PM to initiate defamation lawsuit against The Age, SMH over link to bribery report

Prime Minister Datuk Seri Najib Razak has instructed his legal counsel to take all action possible against Australian dailies The Age and Sydney Morning Herald. ― File pic
Prime Minister Datuk Seri Najib Razak has instructed his legal counsel to take all action possible against Australian dailies The Age and Sydney Morning Herald. ― File pic

KUALA LUMPUR, July 15 ― Prime Minister Datuk Seri Najib Razak has ordered his lawyers to initiate court action against two Australian dailies that had published reports linking him to a corruption scandal involving the Reserve Bank of Australia (RBA).

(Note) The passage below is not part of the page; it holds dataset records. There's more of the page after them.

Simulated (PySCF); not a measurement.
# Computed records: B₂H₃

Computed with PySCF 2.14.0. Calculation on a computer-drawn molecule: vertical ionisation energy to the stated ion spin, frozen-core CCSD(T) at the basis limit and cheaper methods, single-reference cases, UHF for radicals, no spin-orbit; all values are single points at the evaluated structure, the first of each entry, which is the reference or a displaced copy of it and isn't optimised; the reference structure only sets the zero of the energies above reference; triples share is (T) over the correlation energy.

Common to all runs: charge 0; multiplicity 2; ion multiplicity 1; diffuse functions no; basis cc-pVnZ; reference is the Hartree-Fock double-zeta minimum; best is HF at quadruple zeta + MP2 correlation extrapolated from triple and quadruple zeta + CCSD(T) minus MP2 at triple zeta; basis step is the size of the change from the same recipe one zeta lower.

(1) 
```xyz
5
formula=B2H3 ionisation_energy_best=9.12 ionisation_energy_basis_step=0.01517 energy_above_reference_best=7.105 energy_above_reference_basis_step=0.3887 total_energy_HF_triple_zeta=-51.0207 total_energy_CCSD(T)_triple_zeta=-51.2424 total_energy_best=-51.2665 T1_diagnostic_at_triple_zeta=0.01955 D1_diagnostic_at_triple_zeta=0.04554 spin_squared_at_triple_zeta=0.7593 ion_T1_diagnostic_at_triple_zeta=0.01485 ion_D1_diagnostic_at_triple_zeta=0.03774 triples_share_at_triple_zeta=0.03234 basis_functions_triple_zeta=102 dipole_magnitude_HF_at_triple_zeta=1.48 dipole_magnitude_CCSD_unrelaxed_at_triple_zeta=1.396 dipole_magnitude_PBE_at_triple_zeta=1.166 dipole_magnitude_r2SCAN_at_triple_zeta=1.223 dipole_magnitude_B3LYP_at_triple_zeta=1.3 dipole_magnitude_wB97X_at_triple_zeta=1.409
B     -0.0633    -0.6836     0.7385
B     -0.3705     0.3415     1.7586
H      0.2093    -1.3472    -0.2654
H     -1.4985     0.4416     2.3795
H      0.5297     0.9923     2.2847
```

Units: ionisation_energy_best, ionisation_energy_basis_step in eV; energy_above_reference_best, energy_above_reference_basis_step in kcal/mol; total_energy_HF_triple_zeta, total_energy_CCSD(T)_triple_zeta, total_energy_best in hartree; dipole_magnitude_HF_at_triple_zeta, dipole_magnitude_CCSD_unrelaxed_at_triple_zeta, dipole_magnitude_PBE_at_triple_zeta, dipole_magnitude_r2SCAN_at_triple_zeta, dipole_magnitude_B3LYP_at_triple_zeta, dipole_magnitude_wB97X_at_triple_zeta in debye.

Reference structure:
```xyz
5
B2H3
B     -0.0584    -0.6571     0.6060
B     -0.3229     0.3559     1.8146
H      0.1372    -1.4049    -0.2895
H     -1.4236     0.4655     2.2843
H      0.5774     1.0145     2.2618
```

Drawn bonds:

In a statement on its Facebook page today, the Prime Minister's Office (PMO) declared that the articles published by The Age and Sydney Morning Herald (SMH) owned by Australia’s Fairfax Media group were “deliberately misleading,malicious and defamatory”.

“The Prime Minister has instructed his legal counsel to take all action possible against The Age and Sydney Morning Herald. This is grossly defamatory, and this sly and underhand way of attempting to tarnish the Prime Minister’s name,” PMO said in the statement.

The two Australian papers have published several news reports critical of Najib, linking the Malaysian leader to allegations of public fund embezzlement in order to bankroll election campaigns.

In its statement today, PMO pointed out that the reports in the two dailies were not substantiated by documentary evidence but instead contained nuances intended to tarnish Najib’s reputation.

“Their article persistently attempts to mislead and imply not only that he had some involvement, but that he also might have been a beneficiary of any alleged wrongdoing.

“The article does not contain a single direct allegation about the Prime Minister ― and for good reason. There are none to be made and there is not one shred of evidence that the Prime Minister was in any way involved in the case that the courts have already made judgments on, with individuals convicted and punished,” it said.

PMO also highlighted the newspapers had failed to mention Tun Dr Mahathir Mohamad in the deals, pointing out that most of the alleged bribery deals happened during the 90-year-old’s tenure as prime minister between 1981 and 2003.

“This is a case that has been ongoing for a long period of time, and the bribes alleged to have been paid were over the period 1999-2004, during the administrations of former Prime Ministers Tun Abdullah Badawi and Tun Mahathir Mohamad. Yet Fairfax Media chose not to mention Tun Mahathir anywhere in its article,” PMO said.

It suggested that the it might not be “coincidental” that Dr Mahathir’s name was absent from the reports after the Australian media obtained information from “high-level sources” which sought to tarnish Najib’s name.

The Age both claimed Putrajaya has been hindering requests for information by Australian investigators probing a corruption case that implicates two Malaysian prime ministers.

According to the Australian news outlet, Canberra officials believe that their Malaysian counterparts possess information that links Najib and his predecessor, Tun Abdullah Ahmad Badawi, to their investigations into two Australian firms suspected of using bribery to secure currency-note printing jobs.

Last month, The Age published reports alleging that MARA Inc officials engaged in corruption in the Malaysian firm’s purchase of property in Melbourne.

Separately, US-based daily Wall Street Journal (WSJ) also published an exposé purporting that US$700 million (RM2.6 billion) from state-owned 1Malaysia Development Bhd (1MDB) ended up in personal bank accounts belonging to Najib.

Najib has denied taking money for personal gain and categorised the allegations as “political sabotage”.

Lawyers for the prime minister however, have said they have not been instructed to initiate any legal action against WSJ yet and have only sent a letter to its publisher Dow Jones, requesting clarification on its articles.